Notebook - Platform For AI - Alibaba Cloud Documentation Center

Machine Learning Designer integrates the Notebook component, which can seamlessly work together with Data Science Workshop (DSW) instances. You can use the Notebook component to write, debug, and run code in pipelines without disrupting the context and status of the pipelines.

Background information

The Notebook component is widely used in open source communities, and many data or Artificial Intelligence (AI) developers have regarded the component as a powerful code writing and debugging tool. Machine Learning Designer integrates the Notebook component, which can seamlessly work together with DSW instances. You can use the Notebook component to write, debug, and run code in pipelines without disrupting the context and status of the pipelines.

The Notebook component of Machine Learning Designer provides the following advantages over DSW:

Improves development efficiency: You can directly open the Notebook editor in a pipeline and develop and debug code on a containerized instance.
Preserves context: The Notebook component can automatically load the output data and the status of upstream components in a pipeline when an instance is started. This way, you can use the data for further analysis and development and pass the results to downstream components.
Debugs the overall pipeline: The Notebook component is used as a part of a pipeline. You can seamlessly switch between different components to optimize the entire data processing and model training process.

Scenarios

Development

You can start a DSW instance in the Notebook component and modify a Notebook file on the DSW instance to develop and debug code. You can also obtain the configurations of custom parameters from Machine Learning Designer.

Important

If you use a pay-as-you-go resource group, you are charged based on the running duration of a DSW instance. For more information, see Billing of DSW.

Running

If you run the Notebook component or a pipeline in the canvas of Machine Learning Designer or use DataWorks to schedule a pipeline on a regular basis, the system starts a Deep Learning Containers (DLC) job to run the Notebook file converted by Jupyter nbconvert.

Important

If you use a pay-as-you-go resource group, you are charged based on the running duration of a DLC job. For more information, see Billing of DLC.

Component description

The Notebook component has four input ports and four output ports. All input ports can be used to receive Object Storage Service (OSS) data or MaxCompute table data. Among the output ports, ports 1 and 2 are used for passing data to OSS, and ports 3 and 4 are used for passing data to MaxCompute tables.

Before you start a DSW instance by using the Notebook component, you must install the pai-notebook-utils package to obtain information about the input ports, output ports, and custom parameters of the Notebook node.

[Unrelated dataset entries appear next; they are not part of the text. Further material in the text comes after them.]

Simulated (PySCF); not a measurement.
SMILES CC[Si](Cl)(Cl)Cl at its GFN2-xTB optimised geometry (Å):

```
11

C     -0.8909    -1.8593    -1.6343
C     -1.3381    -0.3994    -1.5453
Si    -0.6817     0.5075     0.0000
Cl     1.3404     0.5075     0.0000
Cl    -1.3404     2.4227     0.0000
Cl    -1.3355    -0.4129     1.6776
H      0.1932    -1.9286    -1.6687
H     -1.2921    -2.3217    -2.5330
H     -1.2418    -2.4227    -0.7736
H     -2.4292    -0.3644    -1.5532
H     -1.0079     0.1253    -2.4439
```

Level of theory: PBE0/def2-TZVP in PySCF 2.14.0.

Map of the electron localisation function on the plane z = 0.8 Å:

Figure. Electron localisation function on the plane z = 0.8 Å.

Install and use the pai-notebook-utils package

Install pai-notebook-utils

pip install --upgrade https://pai-sdk.oss-cn-shanghai.aliyuncs.com/pai_notebook_utils/dist/pai_notebook_utils-0.0.1-py2.py3-none-any.whl

Use pai-notebook-utils
The pai-notebook-utils package provides the get_inputs(), get_outputs(), and get_custom_params() functions. The get_inputs() function is used to obtain the configurations of input ports, the get_outputs() function is used to obtain the configurations of output ports, and the get_custom_params() function is used to obtain the configurations of custom parameters.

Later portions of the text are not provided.